Legal claims over sustainability promises vs. performance of certified green buildings are beginning to mount—and so are warnings to A/E/P and environmental consulting firms, The Zweig Letter reported in a recent issue.

In February, insurance broker and risk management firm Ames & Gough issued warning urging design professionals to consider carefully the contractual language regarding “standard of care” and “scope of services” in addressing projects that pursue the U.S. Green Building Council’s LEED certification.

One of the most critical provisions in any contract for professional design services relates to the standard of care under which the design professional will be required to render its services. In the absence of contract language to the contrary, a design professional will be held to a common law standard of care commensurate with that of other professionals providing the same services to a geographically similar community.

“However,” Manhattan-based construction and real estate attorney Stephen Del Percio told The Zweig Letter, ZweigWhite’s weekly management journal that caters to the design industry, “on a green building project, an owner may seek to hire a design firm specifically because of its sustainable design expertise. Accordingly, it may attempt to hold the design professional to a higher standard of care than that which prevails in the industry. The standard of care has shifted.”

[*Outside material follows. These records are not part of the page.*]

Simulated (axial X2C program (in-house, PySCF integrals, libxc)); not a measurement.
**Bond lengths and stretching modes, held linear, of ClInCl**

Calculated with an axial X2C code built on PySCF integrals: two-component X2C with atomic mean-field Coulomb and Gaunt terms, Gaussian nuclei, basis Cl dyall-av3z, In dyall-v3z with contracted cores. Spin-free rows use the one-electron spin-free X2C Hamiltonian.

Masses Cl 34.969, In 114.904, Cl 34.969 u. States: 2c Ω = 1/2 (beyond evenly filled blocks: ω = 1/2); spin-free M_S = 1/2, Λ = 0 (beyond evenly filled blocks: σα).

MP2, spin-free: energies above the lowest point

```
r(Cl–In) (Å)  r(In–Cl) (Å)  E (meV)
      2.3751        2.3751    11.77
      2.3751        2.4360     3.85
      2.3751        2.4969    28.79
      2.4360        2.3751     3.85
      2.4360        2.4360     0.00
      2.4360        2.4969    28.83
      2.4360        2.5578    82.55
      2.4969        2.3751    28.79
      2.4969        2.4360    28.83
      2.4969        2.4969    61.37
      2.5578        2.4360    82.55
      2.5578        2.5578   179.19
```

“In the spectrum of liability,” Del Percio continued, “legal challenges to green construction are making people more careful in what they’re promising.”

Contractual wording that stipulates attaining certain levels of LEED certification and promise of specific percentages of energy reduction “can be affected by owner and contractor decisions, or otherwise beyond a design professional’s control,” said Dan Knise, CEO of Ames & Gough.

Performance-based language such as “this design will achieve a LEED Gold rating” or “will reduce operating costs by 50%” in a standard of care provision may be problematic if the insurer believes that the design professional has provided the owner with the equivalent of a warranty.

Said Del Percio, since professional liability policies generally exclude coverage for claims arising out of the breach of a warranty, owners and design professionals should review language in their construction agreements for provisions that could potentially be construed by an insurer as the equivalent of a warranty.